How would you classify The Foundation? Classic sci-fi novel, right? But it has telepaths.. By modern standards, telepathy, empaths, telekinesis.. that's all magic. Fantasy. But in 20th century science fiction it was extremely common.

I would reach for John Carter of Mars (Burroughs, 1912) to make the same point.

Especially given how some of the "science fiction" elements of it read 100+ years later.

Interestingly, that was due to the top editor at a major sci fi publisher being really into psychics.

Note that in the 20th century telepathy was believed to be real.

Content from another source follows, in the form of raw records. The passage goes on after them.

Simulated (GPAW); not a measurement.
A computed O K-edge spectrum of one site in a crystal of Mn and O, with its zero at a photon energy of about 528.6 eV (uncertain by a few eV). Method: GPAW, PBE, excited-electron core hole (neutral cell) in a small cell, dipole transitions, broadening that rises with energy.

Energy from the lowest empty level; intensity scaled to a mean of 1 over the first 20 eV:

Only for the earlier parts of that century. By the late 70s to 80s the scientific consensus was coming down hard against parapsychology but it continued to be featured in science fiction for quite some time. It was still going reasonably strong well into the 90s with popular media like Star Trek, Babylon 5, etc. You can still see some traces of it today, to an extent it has become a part of the genre that persists for legacy reasons, respect for or reference to older media in the genre.

Nearly. People born in the 20th century can do it, everyone born post-millenium cannot.

If it's called telepathy it's sci-fi, if it's called magic it's fantasy. Learn the rules!

On a more serious note, yeah scifi and fantasy can usually be distinguished, I get why it so often gets lumped in together as speculative fiction, even though it annoys me when I'm looking for one and have to sift through the other.

I don't see the problem. You yourself seem to have no trouble at all identifying The Foundation as sci-fi.

There's no clear cut line. Wizards in one, starships in the other, but there's lots of magic in sci fi and lots of space in fantasy. The two genres meld together into a continuum and so it's only fair when some people classify them together. Discrete classification of continuous phenomena will always be a bit subjective.